The new damage to the West Pier is a distressing sight and it is understandable some readers have been looking for someone to take the blame - but unfair.
The main problem has always been money rather than a failure of duty on anyone's part.
By the time this council was formed in 1997, the pier had been closed and derelict for more than 20 years. The pier has always been in private hands.
It has never been owned by either Brighton Borough Council or Brighton and Hove City Council, underinsured by the council or "sold by the council for a penny", as one reader claimed.
Piers are staggeringly expensive to maintain. For much of its history, the West Pier did not earn enough to fund its own upkeep, leading to its closure in 1975. Without public funding or private profits, the pier declined. No council could possibly afford to bail it out. The task is far more complex and far larger than the Clevedon Pier restoration (The Argus, January 3).
The breakthrough was Lottery funding, secured very quickly after the Lottery was established.
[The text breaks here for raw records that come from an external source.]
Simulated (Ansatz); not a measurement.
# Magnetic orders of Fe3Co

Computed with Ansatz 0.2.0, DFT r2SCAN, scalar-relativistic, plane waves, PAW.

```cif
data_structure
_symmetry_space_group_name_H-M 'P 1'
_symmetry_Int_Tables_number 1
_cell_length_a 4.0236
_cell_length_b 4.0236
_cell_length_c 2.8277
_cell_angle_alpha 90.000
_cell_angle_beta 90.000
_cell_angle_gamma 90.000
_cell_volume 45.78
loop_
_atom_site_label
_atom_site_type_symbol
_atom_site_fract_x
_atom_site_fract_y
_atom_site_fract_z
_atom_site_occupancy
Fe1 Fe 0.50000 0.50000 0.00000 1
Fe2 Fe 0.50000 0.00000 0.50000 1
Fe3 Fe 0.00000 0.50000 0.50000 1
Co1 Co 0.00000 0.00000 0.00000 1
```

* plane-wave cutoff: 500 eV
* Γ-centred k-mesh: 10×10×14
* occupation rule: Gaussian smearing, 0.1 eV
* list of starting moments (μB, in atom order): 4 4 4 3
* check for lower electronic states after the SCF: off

This brought in one of the biggest grants for a heritage project in the UK.
But rules require matching funding and that cannot simply be wished into existence. It requires complex financial packages which take time to assemble and be approved.
The suggestion that the council had been "wringing its hands" over the restoration is nonsense. Readers are aware that a legal challenge from the Palace Pier over Lottery funding has caused delays nobody can influence.